Aho
Concerto for flute and orchestra
Tómasson
Flute Concerto No.2
Lindberg
The World of Montuagretta: Concerto for flute and chamber orchestra
Sharon Bezaly (flute)
Lahti Symphony Orchestra
Osmo Vänskä [Aho]
Iceland Symphony Orchestra
Bernhardur Wilkinson [Tómasson]
Swedish Chamber Orchestra
Christian Lindberg
Aho recorded on 28 & 29 November 2003 in the Sibelius Hall, Lahti, Finland; Lindberg recorded on 10 & 11 November 2003 in the Örebro Concert Hall, Sweden; Tómasson recorded in June 2004 at Háskólabíó, Reykjavík, Iceland
Reviewed by: Rob Witts
Reviewed: September 2005
CD No: BIS
BIS-CD-1499
Duration: 74 minutes
A disc of contemporary Scandinavian flute concertos might sound like the definitive niche product, but such misconceptions are dispelled by even a cursory listen. The fabulous musicianship of flautist Sharon Bezaly is the inspiration for a growing number of composers, and the three here demonstrate the freshness of Nordic music in recent years. It’s a substantial and well-rounded programme that moves from Aho’s delicate introversion to Lindberg’s irresistible good humour, unified by Bezaly’s effortless virtuosity. Performances throughout are committed and finely etched, captured in first-rate recordings.

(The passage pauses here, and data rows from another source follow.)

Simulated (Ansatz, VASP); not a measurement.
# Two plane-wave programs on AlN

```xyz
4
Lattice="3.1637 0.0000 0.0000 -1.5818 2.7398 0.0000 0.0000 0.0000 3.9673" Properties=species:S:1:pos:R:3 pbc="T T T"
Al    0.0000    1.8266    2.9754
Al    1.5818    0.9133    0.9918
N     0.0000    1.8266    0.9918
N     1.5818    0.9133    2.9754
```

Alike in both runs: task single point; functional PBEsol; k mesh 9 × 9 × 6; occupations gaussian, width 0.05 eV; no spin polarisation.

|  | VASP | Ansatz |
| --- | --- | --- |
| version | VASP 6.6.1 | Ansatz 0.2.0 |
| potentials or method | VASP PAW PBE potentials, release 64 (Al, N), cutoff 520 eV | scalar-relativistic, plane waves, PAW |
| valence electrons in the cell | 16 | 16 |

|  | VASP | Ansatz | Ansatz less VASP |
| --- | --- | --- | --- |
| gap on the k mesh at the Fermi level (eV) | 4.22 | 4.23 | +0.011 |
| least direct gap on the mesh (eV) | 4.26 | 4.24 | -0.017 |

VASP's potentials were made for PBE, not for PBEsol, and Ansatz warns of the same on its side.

Aho’s concerto has symphonic heft; the first movement alone lasts fifteen minutes, and builds slowly from sparse, windswept fragments to a powerful climax. Effective use is made of microtonal colouring, which casts a strange, otherworldly pall over the soundscapes, like curdled Mahler; the flute is a sinuous, folk-inflected voice. After an agitated second movement, the return of a luminous Sibelian wind chorale, now played by the soloist alone, forms a wistful coda. This is Romantic music in a non-showy, slow-burning vein, and the finest piece I have yet heard from this composer.
In contrast, Haukur Tómasson’s Second Flute Concerto is a more bracingly modernist work, in which Stravinskian blocks of sound rub against one another through five tightly-wound movements. The first alternates between mechanical activity and brittle stasis; the second makes use of gamelan-like pitched percussion, which give way to clanging gongs as the music becomes more animated. It’s a gnomic, intriguing work that repays repeated listening.
Christian Lindberg is best known as a trombone soloist, but has in recent years emerged as a composer as well. He is no mere dilettante either, with a substantial list of works and an engagingly direct style. The World of Montuagretta is a lightweight concerto or a substantial divertimento, a series of five impressionistic miniatures for a soloist equally as virtuoso and charismatic as Lindberg himself. The concerto recalls somewhat the spirit of old-fashioned ‘light music’, accessible, well-crafted and tuneful, though this is not to suggest any lack of depth; rather, there is much wit and invention. It provides a fitting end to a splendidly enjoyable disc.